Overview
Planning consultancies and local authorities both need graduates who understand the planning system and can contribute to applications, policy analysis, and stakeholder engagement. An RTPI-accredited degree is the entry ticket, but what makes you stand out is evidence that you have worked on real planning applications and can draft professional documents.
This resume belongs to Beth Lawrence, an Urban Planning graduate from the University of the West of England. She completed a placement at Turley, one of the UK's leading planning consultancies, contributing to 10 planning applications. Her resume works because it demonstrates hands-on involvement in the planning process from pre-application meetings to statement drafting.

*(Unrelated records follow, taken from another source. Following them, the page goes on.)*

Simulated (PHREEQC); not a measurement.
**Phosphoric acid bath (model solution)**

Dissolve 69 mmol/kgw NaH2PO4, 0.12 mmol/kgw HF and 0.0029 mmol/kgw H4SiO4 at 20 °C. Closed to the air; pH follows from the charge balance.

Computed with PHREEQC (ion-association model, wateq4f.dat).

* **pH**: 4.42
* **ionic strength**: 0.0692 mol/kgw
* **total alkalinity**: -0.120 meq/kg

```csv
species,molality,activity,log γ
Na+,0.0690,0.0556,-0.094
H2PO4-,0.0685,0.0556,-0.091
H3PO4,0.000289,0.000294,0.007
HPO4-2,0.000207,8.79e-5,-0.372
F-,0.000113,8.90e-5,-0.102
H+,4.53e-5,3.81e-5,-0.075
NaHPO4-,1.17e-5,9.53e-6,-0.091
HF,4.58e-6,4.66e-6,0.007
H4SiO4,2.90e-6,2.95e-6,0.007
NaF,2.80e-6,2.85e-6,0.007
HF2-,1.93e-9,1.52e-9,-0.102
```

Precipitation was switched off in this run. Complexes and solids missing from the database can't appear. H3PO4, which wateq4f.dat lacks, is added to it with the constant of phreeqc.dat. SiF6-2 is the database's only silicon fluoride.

What Makes This Resume Work
Planning application involvement is specific. Contributing to 10 applications across schemes ranging from 15 to 200 dwellings shows Beth has experience at different scales. Drafting 6 planning statements and 4 design and access statements proves she can produce the key documents that accompany applications.
Policy research skills are demonstrated. Conducting 8 planning policy reviews shows Beth can analyse local plans and the NPPF, which is a core skill in both private practice and local authority planning. This is often the first task given to graduate planners.
Local authority experience adds a public sector perspective. Processing 120+ planning applications at Bristol City Council gives Beth an understanding of both sides of the planning system. This is valuable for consultancies who need staff who understand how local authorities operate internally.
Key Takeaways
For planning roles, your resume should count the applications you contributed to, the statements you drafted, and the meetings you attended. Include both private sector and public sector experience if you have it. RTPI student membership signals your commitment to chartered status, which is the expected career trajectory for graduate planners.